I have 10 nodes name N01~N10. In these nodes two nodes installed Windows server 2012 and others are Windows 7 64bit. A domain fem.org was created in one node. All nodes have joined into this domain. However, the nodes that installed Windows 7 64bit version didn't log into as domain user, but as local user.
I used mpiexec 4.1.3.047 before and I usually run the command like following:
mpiexec -wdir "Z:\Debug\test" -mapall -hosts 10 n01 2 n02 2 n03 2 n04 2 n05 2 n06 2 n07 2 n08 2 n09 2 n10 2 Z:\Debug\fem
and it works.
Now I tried to use latest version of mpi by updating two nodes N01 and N10 (the windows 7 64bit OS is installed). After removed old version and installed latest version, I have the following command:
I used the local user instead of domain user register to mpiexec. However, when I run the program by
mpiexec -wdir "Z:\Debug\test" -mapall -hosts 2 n01 2 n10 2 Z:\Debug\fem
The following error message displayed:
Credentials for N01\tang rejected connecting to N10
Then I run
on these two nodes again and this time I use the domain user register, and launch fem by mpiexec again. This time it works.

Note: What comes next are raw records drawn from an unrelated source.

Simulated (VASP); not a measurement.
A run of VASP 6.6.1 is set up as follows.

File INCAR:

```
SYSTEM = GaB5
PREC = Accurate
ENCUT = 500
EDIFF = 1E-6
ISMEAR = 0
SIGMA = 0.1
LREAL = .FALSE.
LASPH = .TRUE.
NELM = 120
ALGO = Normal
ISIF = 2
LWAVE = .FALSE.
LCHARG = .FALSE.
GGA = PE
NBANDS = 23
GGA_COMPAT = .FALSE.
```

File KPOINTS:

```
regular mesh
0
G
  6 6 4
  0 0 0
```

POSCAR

My question is: How to let latest MPI support local user register?
Don't use the SMPD installation. Only use the Hydra installation. SMPD is deprecated.
Ensure that the login and password are consistent across the systems. Also, try running Remote Desktop from each system to each system.
Do you have firewalls on any of the systems? If so, I would suggest that you disable the firewall temporarily (best to disconnect from the internet while doing this). If this resolves the problem, then you will need to allow Hydra and your application through your firewall.
Intel Developer Support
Thank you very much for your kindly reply. As you suggested, I run the following command
on every node and run the program again. The same error displayed. I have turned off firewalls on every node. Currently I Remote Connected to all other nodes from N01, so the connection is OK.
Thank you very much for your kindly reply. I tested. Any two nodes works. Add to 3 or 4 nodes, some groups work, but others failed (the same error information).
Another fact is that when program runs OK with small number of hosts, for example, from
-hosts 1 N01 2, -hosts 2 N01 2 N02 2, ...
after 3 or 4 hosts the error happened, and then I reduce the number of hosts, but the error still happened even I reduced the host number to 1, and the hosts is just the local host. The problem can't be solved by reinstall hydra_service. I have to uninstall Intel MPI and reinstall it.
Thank you very much for your kindly reply. Is there any problem from the output file?
I checked the -localroot option:
launch the root process directly from mpiexec if the host is local (this allows the root process to create windows and be debugged)
but in my problem the hosts are not local. Is there anything I have misunderstood?
Ok, please ensure that the login and password are identical across all of the systems. I would recommend unregistering your credentials with MPI on all of the systems, and then only registering on the one launching the jobs.
Is the installation location the same across all nodes? You can also installed to a shared location and run from there.
If these don't work, please submit an issue in Intel® Premier Support (https://premier.intel.com) as this will require a more thorough investigation.
Thank you very much for your kindly reply. I ensure that the login and password are identical across all of the systems.
I will try your suggested method latter. But now I have to run my program by MPI 4.1.3.